Meaningful Jewish Service Needs Base in Education
Volunteer service, for many Jewish young adults in particular, is the primary way they express their Jewish values and embody some of our most ancient teachings. Yet service alone is not a sustainable path of ongoing meaningful engagement nor a strategy to strengthen the Jewish community. When Moses is catapulted through time in an imaginative move by the wildly creative Rabbis of the Talmud (Babylonia Talmud Menahot 29b) and he sees Rabbi Akiva the great sage teaching his Torah, albeit in a slightly different form, he is assuaged. He realizes that his Torah, though transformed, is still part of the same wisdom and tradition of his people. As our people change, our Torah needs to adapt with them. The same goes for the service learning that we believe in at Repair the World. For Jewish service to welcome more people into Jewish life and create positive change across the Jewish community, it must be grounded in transformative Jewish education.

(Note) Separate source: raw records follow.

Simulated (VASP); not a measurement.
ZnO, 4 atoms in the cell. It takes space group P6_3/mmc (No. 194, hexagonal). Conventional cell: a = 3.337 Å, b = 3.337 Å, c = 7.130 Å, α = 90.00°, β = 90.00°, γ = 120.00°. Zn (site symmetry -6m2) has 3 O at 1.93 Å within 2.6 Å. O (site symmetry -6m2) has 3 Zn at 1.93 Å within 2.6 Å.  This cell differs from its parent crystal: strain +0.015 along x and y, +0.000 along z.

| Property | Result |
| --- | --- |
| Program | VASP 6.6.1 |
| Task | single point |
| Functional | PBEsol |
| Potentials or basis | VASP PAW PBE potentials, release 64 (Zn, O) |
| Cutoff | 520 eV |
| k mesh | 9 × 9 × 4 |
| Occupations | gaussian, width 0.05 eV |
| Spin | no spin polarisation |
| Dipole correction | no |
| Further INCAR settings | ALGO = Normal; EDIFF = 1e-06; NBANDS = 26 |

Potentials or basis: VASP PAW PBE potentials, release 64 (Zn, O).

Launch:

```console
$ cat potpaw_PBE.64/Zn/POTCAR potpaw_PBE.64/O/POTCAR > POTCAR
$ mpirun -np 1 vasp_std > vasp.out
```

Undoubtedly, service as a stand-alone, episodic act can be impactful; the annual mitzvah day or the Thanksgiving morning soup kitchen shift helps communities around the country. However, and especially after October 7th, people are asking a pointed question: is Tikkun Olam as a value facile and reductive? The answer, we believe, is “no,” so long as we teach that these acts of repair embody what it means to be Jewish with the depth and complexity that the term itself has meant throughout centuries of Jewish teachers engaging with it. Service acts paired with serious Jewish learning move participants beyond surface engagement and connect them to enduring purpose, identity, and belonging. They learn that part of being Jewish means caring for others even over ourselves. With meaningful education, service adds value and meaning........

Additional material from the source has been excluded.